THIS WEEK: REMEMBERING THE MOON LANDING
The Dayton Daily News will publish six posters this week in honor of the 50th anniversary of the Apollo 11 mission.
■ TODAY: Dayton’s impact on the space dream,
■ TUESDAY: The world watches
■ WEDNESDAY: Neil Armstrong
■ THURSDAY: Those who made Apollo 11 a success
■ FRIDAY: The technology that made it happen
■ SATURDAY: ‘One small step for man, one giant leap for mankind’
The country will celebrate the 50th anniversary of the U.S. moon landing this week.
The race to the moon started in Dayton with the creation of manned flight more than 6 1/2 decades before the Apollo 11 mission.
Wilbur and Orville Wright first began working on their concept of a flying machine in Dayton and made their first flight in Kitty Hawk, N.C., about 66 years before fellow Ohioan Neil Armstrong would take off for the moon.
The Air Force has helped pave the way for advances in space technology and leadership since the end of World War II, according to the National Museum of the United States Air Force. The Air Force has helped to develop missiles, astronautics and orbital technology, according to the museum.
In 1948, Wright-Patterson Air Force Base was established, combining Wright and Patterson fields. One of the first two men to walk on the moon has ties to Wright-Patterson.
Buzz Aldrin’s father, 1st Lt. Edwin Aldrin Sr., was one of the founders of the Air School of Application in 1919. The school would eventually become known as the Air Force Institute of Technology, which is today based at Wright-Patt.
On display at the Air Force Museum at Wright-Patt is a model of the A7L spacesuit worn by astronaut Michael Collins in July 1969 on the Apollo 11 mission. Collins was an Air Force colonel and later a major general, according to the museum.
In 1958, the National Aeronautics and Space Administration, which came to be more commonly known as NASA, was established by President Dwight D. Eisenhower. The new federal agency was tasked with conducting research and nonmilitary space activity.

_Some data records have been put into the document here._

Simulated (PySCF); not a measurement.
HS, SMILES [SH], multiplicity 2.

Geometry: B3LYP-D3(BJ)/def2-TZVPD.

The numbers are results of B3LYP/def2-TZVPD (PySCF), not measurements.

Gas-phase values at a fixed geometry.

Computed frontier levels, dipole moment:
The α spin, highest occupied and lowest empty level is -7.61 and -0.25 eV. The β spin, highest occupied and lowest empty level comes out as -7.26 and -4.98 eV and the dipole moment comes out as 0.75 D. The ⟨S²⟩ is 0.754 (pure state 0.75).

By the 1960s, president John F. Kennedy pledged to put a man on the moon before the decade was over, according to NASA.
Kennedy’s “Special Message to Congress on Urgent National Needs” came on May 25, 1961, just three weeks after Mercury astronaut Alan B. Shepard became the first American in space.
“I believe that this nation should commit itself to achieving the goal, before this decade is out, of landing a man on the moon and returning him safely to Earth,” Kennedy said.
Buzz Aldrin’s father, 1st Lt. Edwin Aldrin Sr., helped found the Air School of Application, now the Air Force Institute of Technology based at Wright-Patt.